Welland History .ca

Historic EVENTS in and around Welland

SLOGANS OF CITY WELCOME SIGNS TO DISAPPEAR

Street Committee Will Blot Out “Drive Fast and See Our Beautiful Jail.”

[The Welland Tribune and Telegraph, 15 February 1923]

              “Silent Policemen” are again to make their appearance on the city streets. The streets are to be flushed in the night instead of in the day as done now, and the “welcome” signs standing at the various entrances to the city are to be “house-cleaned” and re-worded.

             Such are the recommendations that are to be made to city council as a result of a meeting of the Streets Committee held Monday night. These recommendations will be incorporated in the committee’s report to the council and will probably be discussed at tomorrow night’s session.

             The silent policemen are to be installed on Cross and East Main streets, Hellems avenue and East Main, Burgar and East Main streets, North and West main streets, Ross and East Main streets and Cross and Division streets. They will be substantially built with concrete base and will last for a number of years. The silent policemen will be made in Welland.

             This committee claims that the flushing of the streets at night will be much appreciated by the business men in the business sections of the city.

             Visitors to Welland, if the recommendations go through, will no longer be greeted with the words: “Drive slow and see our beautiful city; Drive fast and see our beautiful jail.” Instead the signs placed at the various entrances to the city will say, “Welcome to the City of Welland,” and as the visitor leaves he will read, “Thanks, come again.”

             The signs which are to be placed upright and painted anew will be erected on North, East and West Main streets.

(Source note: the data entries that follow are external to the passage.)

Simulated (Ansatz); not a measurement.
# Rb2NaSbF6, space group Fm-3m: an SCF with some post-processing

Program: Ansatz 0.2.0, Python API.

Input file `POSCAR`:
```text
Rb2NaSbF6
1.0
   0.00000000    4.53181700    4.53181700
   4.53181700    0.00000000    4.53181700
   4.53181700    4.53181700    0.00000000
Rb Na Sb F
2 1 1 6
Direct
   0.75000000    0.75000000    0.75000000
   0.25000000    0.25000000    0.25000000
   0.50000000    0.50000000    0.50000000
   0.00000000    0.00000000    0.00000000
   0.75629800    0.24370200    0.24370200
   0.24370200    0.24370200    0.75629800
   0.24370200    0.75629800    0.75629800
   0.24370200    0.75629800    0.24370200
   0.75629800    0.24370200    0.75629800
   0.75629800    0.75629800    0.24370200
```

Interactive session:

 RAILWAYS WILL HELP BEAUTIFY CITY

              In co-operation with the Horticultural Society’s scheme for the beautification of the city, the Grand Trunk Railway system will in the near future send to Welland an official who will confer with the Society relative to the beautifying of the company’s grounds here. D. Ben Coleman, president of the society, had also received word from the Michigan Central Railway that it intends to improve its grounds.